Category Archives: Events

Join Us as We Learn About Social Circles and Networks

A Circle — It’s Simple, Really

Loving, caring relationships are the key to a good life. A person’s well-being is intertwined with the relationships he or she creates. Most of us cannot imagine a life without someone with whom to share our closest thoughts, dreams, and fears. Yet the truth is that many people—including many with disabilities—are often lonely, and the most significant disabling condition they face is their isolation.

Adapted from “Weaving the Ties that Bind”

PLAN Institute for Caring Citizenship

Loneliness is the only real disability.

David Pitonyak

Most of us know that isolation is both uncomfortable and dangerous. Bad things are more likely to happen to someone who’s disconnected from other people. And, anyway, most people long for community—for the richness of connection with others. Most of the stories we tell each other and most of the celebrations in which we take part are about the vibrancy of our relationships with other people.

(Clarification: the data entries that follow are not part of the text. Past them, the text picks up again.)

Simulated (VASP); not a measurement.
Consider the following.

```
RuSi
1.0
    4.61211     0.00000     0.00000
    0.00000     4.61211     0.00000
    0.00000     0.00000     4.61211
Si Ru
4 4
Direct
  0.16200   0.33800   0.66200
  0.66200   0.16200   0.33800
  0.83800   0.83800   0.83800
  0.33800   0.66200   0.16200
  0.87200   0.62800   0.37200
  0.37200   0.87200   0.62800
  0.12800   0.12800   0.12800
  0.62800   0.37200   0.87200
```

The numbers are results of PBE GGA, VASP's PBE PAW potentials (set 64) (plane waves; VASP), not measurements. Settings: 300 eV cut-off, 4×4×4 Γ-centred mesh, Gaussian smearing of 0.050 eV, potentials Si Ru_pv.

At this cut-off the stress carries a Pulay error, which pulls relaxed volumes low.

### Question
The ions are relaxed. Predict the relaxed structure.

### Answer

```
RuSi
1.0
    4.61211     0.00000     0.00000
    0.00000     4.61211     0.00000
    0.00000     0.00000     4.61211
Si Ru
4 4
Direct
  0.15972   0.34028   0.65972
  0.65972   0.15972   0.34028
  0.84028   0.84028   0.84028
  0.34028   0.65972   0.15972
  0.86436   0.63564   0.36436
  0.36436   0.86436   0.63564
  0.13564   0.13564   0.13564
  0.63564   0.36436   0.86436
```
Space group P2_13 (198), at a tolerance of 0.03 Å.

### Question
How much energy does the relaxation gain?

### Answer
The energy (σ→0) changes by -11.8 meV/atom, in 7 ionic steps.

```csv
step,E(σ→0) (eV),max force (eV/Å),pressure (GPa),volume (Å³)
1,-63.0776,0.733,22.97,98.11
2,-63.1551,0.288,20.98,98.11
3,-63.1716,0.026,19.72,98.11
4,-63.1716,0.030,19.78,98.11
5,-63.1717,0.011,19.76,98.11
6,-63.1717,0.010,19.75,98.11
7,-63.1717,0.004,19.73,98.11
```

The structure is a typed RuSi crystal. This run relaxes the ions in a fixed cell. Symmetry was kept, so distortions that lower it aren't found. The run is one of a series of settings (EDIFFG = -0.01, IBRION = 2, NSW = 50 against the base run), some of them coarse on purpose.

So, we need to act against the isolation that people with disabilities experience. We need to invest our whole selves in building lives-of-connection with and for them. We need to do this on purpose.

Luckily, others have taught us about a simple and familiar image that helps us try to build relationship-networks for others. That image is the CIRCLE. Circles join things together. They include. All right, they can exclude too, but we’re not going to use them that way.

When we build a circle for someone who’s been isolated or who hasn’t had enough connections in his or her life, we do four related things:

1. We try to get to know the person as well as we can—what interests or excites this person? What makes or might make life rich for her? Who is already likely to have some sort of connection with him?

2. We look in communities for places and, more important, people whose excitements and interests match those of the person with whom we’re circle-building.

3. We ask. We invite others to join in the effort to bring the person out of isolation—to make her or his own space with the rest of us. We do this intentionally, consciously. The experience of others is that many people say “Yes” to this kind of invitation.

4. We work to keep circles (also called “social networks”) active and sustained over time.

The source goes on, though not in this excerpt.